Monday, March 31, 2014

Anti-Trafficking Efforts and Photography


Take a look at these photographs. In the realm of anti-human trafficking efforts, Lisa Kristine is well known for a collection of photographs depicting modern-day slavery.

This week we read articles relating to the ethics of visual documentation. In The politics of photographic aesthetics: critically documenting the HIV epidemic along heroin injectors in Russia and the United States,” Schonber/Bourgois explain how photos “…might foster critical social engagement through an emotional aesthetic—empathy, horror, awareness, and anger—by documenting extreme levels of social suffering in the heart of the American Dream” (388). Kristine’s article accomplishes this precisely; she took these photographs for a distinct purpose: to reveal to the public that modern-day slavery still exists and to spur these individuals to take action against it.

My PE, Challenging Heights, runs a school and rehabilitation center for child trafficking survivors. In order to encourage people to donate money to their organization, I expected CH to publish pictures of children working on farms or in fishing boats. Once the viewer witnesses this terrible situation, he or she would feel inclined to contribute (via donation) to CH’s cause.
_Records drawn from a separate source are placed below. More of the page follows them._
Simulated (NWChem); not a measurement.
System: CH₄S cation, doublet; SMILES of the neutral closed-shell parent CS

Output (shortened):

However, CH website consists of no children working as slaves (Take a look here: http://challengingheights.org/). All the photos illustrate children reading, studying, playing soccer, laughing, and just being kids. We often see the stereotypical pictures of African children, who are starving, illiterate, or my PE’s case, slaves. Instead, Challenging Heights does not victimize the children, but portrays them as strong survivors who are working past the injustices they’ve experienced. However, as Schonberg/Bourgois state, is this ‘sanitizing’ the ‘extreme social suffering’ of human trafficking? In my opinion, I do not think so. I think having such photos solidifies the children's identity as slaves...when really, they are trying to move past this label and reclaim a new identity as free individuals with a bright future ahead of them. What do you think? Do you think CH should publish photos like Lisa Kristine's?